New York Daily News

State Senate school fix ignores guns

- BY KENNETH LOVETT

ALBANY — Nearly three weeks after the Parkland, Fla., school shooting, the state Senate Monday passed what it dubbed a school safety package.

But Senate Democrats groused the package does nothing to address the gun scourge.

The GOP plan would require police officers at schools in New York City and provide grants to districts outside the city to hire retired law enforcemen­t personnel as school resource officers.

It also seeks to improve mental health services, strengthen penalties for crimes committed on school grounds, define school shootings as acts of terrorism, require schools to perform active shooter drills four times a year, and provide school personnel with panic buttons.

“Schools must be safe havens, where students can learn and teachers can teach,” Senate Majority Leader John Flanagan (R-Suffolk County) said.

The Democrats for the second straight week unsuccessf­ully tried to push a package of four gun control measures. A fifth that also failed would have prohibited teachers from carrying guns in classrooms.

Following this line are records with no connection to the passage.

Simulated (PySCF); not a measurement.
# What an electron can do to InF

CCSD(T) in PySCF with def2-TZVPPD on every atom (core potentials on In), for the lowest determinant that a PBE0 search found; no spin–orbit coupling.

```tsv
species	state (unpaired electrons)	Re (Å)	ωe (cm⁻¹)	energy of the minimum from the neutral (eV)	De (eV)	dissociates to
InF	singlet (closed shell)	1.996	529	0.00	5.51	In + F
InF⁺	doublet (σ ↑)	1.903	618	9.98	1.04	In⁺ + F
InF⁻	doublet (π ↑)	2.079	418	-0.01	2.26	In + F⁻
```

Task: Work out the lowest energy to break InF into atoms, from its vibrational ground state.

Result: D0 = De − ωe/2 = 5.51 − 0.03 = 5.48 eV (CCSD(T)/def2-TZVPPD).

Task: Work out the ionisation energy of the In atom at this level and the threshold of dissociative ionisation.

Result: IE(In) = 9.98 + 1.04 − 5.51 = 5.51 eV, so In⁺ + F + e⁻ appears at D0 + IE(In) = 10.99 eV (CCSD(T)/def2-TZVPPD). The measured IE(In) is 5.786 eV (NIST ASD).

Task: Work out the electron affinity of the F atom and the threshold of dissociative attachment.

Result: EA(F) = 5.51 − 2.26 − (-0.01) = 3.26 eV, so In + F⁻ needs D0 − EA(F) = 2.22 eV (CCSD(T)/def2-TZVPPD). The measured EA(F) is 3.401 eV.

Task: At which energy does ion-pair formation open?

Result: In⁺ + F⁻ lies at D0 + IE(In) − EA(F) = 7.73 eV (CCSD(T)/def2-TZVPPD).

Senate Democratic Leader Andrea Stewart-Cousins said the bills that passed “are just further proof that the Republican Party is so terrified of dealing with this country’s gun problem that they are willing to bury their heads in the sand.”

Stewart-Cousins noted deadly shooting rampages have occured at not just schools, but also movie theaters, nightclubs and workplaces.

“We cannot allow our schools to be blamed for shootings so that the NRA and its allies can get away with ignoring the real cause of this crisis — far too many guns on our streets,” she said.